MongoDB is also known as DocumentDB or NoSQL database. The reason it is called documentDB is it stores and retrieves data in the form of semi-structured or unstructured documents

DocumentDB

DocumentDB is AWS offering for NoSQL database which stores data in semi-structured data as documents than traditional relational data with fixed schema. It provides high scalability, high availability and security and works well for applications that require LOW latency and HIGH throughput for read/write operations.
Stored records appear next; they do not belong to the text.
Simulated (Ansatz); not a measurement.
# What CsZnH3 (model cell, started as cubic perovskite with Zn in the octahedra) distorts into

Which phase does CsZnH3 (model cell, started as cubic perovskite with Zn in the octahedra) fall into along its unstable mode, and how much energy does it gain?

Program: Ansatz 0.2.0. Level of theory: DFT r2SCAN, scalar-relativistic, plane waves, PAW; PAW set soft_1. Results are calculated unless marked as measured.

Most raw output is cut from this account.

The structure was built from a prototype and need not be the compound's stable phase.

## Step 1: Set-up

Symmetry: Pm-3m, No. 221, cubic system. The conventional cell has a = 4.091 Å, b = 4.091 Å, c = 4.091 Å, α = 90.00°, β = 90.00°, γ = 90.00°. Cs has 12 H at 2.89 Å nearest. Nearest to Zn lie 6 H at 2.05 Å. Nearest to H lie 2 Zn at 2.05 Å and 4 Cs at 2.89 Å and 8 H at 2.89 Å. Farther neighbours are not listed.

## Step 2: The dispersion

DocumentDB uses JSON whereas MongoDB uses BSON format which is binary format. JSON is Javascript Object Notation and BSON is Binary Javascript Object Notation. JSON is slower than BSON whereas JSON uses lesser space than BSON. BSON supports more data types like data, timestamp etc which are not in JSON.

MongoDB vs DocumentDB

  • MongoDB uses BSON whereas DocumentDB uses JSON.
  • DocumentDB is AWS offering and cloud based which has it’s infrastructure, scalability and security been provided by the service provider whereas infra, scalability and security has to be setup for MongoDB
  • MongoDB is more flexible in terms of schema and supports complex querying and indexing, while DocumentDB provides automatic indexing and simpler data model with fewer querying capabilities.

Document

Document is basic unit of data storage and retrieval. It is similar to row of relational DB. A document is a JSON-like data structure that consists of a set of key-value pairs, where the keys are strings and the values can be of any BSON data type, including other documents or arrays. Example

{
  "_id": ObjectId("6155f5ee0e0d5d5e5cda8a2b"),
  "name": "John Smith",
  "age": 30,
  "email": "john.smith@example.com",
  "address": {
    "street": "123 Main St",
    "city": "New York",
    "state": "NY",
    "zip": "10001"
  }
}

No ACID in MongoDB

MongoDB does not provide full ACID compliance. The updates to data are not immediately consistent which means that updates to the database are not guaranteed to be immediately consistent across all nodes in the cluster.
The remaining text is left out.